He lifted himself up through the ranks at crane firm

June 14, 1998|By RICHARD F. BELISLE

by RIC DUGAN / staff photographer


Grove president

SHADY GROVE, Pa. - By the time Joseph Shull began as a sales trainee at Grove Manufacturing in 1968 the company's 3,000th crane had rolled off the assembly line.

Shull leaves the Grove Crane division as president and chief operating officer in September ending a 30-year career.

Between now and then he will serve in the honorary post as division chairman and has been given the honorary title of chairman of Grove Crane, one of three divisions of what since 1990 has been known as Grove Worldwide.

Headquarters for Grove Worldwide, the company's name since 1990, are in Shady Grove on the same site where the company was started in a garage by brothers Dwight L. Grove, John L. Grove and partner Wayne A. Nicarry to make farm wagons.


Shull, 51, was 22 when he joined Grove two weeks after graduating from Juniata College with a history degree.

Shull and his wife, Laura, both from the Waynesboro area, met in 1962 at a local YMCA dance. His father, Paul Grove, principal of Waynesboro Area Senior High School, retired in 1964, the year Joseph Grove graduated from the school.

Shull remembers 1968 as a big year in his life. He was hired at Grove, got married and the couple had the first of their five children. Their youngest is now a college freshman.

Always a hard worker, but never a workaholic, Shull said he made time for his family and his outside interests, including physical fitness. He runs three to five miles a day and enjoys hiking and golf.

Shull joined Grove soon after the company was sold to Kidde Inc. Until then Grove hired experienced, professional sales people to sell its cranes to a growing network of dealers around the world. The new owners wanted to train their own sales staff. Shull was one of the first two trainees.

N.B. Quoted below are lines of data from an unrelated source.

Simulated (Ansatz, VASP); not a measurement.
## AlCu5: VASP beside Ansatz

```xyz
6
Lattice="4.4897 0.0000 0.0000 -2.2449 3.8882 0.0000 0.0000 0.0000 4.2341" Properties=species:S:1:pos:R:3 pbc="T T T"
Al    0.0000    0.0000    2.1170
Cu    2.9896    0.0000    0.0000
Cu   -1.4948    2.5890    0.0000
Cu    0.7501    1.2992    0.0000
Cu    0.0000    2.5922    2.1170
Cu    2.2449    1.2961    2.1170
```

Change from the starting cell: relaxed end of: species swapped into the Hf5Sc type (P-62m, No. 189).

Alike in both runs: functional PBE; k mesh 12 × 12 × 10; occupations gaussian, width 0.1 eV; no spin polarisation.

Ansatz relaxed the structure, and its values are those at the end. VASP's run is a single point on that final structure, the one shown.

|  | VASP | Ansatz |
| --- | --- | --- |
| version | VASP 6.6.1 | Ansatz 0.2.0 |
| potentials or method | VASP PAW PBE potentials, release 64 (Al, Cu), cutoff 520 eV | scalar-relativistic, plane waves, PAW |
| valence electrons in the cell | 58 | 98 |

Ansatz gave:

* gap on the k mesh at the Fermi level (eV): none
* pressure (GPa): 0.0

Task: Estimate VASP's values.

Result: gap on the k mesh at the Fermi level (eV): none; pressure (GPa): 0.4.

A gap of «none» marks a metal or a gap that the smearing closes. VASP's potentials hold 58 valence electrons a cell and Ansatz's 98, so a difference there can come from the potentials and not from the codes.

Two years later he was sent to Grove's sales office in St. Louis, where dealers sold cranes to the petrochemical industry in the Mississippi River valley from St. Louis to New Orleans. Later he was sent to the Richmond, Va., sales office which covered the East Coast from there south to Miami.

He was recalled to Shady Grove in 1975 and named national sales manager. "I called on big accounts all over the United States. It was a time when mega-projects were being built everywhere - dams and nuclear power plants. Being president is nice, but I really liked that job. Grove gave me an American Express card and a travel account and said, 'Go sic 'em'," he said.

It was during those years that Grove shipped its 20,000th crane, acquired National Crane Corp., makers of telescopic and truck-mounted cranes, and bought Manlift Inc., makers of boom and scissor-type cranes.

Grove Crane, Grove Manlift and National Crane are the three manufacturing divisions of Grove Worldwide with plants in the U.S., Great Britain, France and Germany.

By the time he was 34 Shull was vice-president of sales. In 1988 he was promoted to senior vice president of sales. In 1993 he went to the top as president of Grove Crane.

In March Grove was bought by Keystone Inc., a Texas investment firm. Salvatore "Sam" Bonanno took over the corporation. Last week Bonanno named Jeffrey D. Bust as Shull's successor. Bust worked previously for Manitowoc Cranes Inc., in Wisconsin, a Grove competitor.

Shull said his bosses made it clear that they wanted him to stay on. He said while that made things "very appealing," he decided it was time to leave. "Laura and I are empty nesters now," he said.

Shull will open his own consulting company and Grove will be his biggest client. "I am not retiring," he said.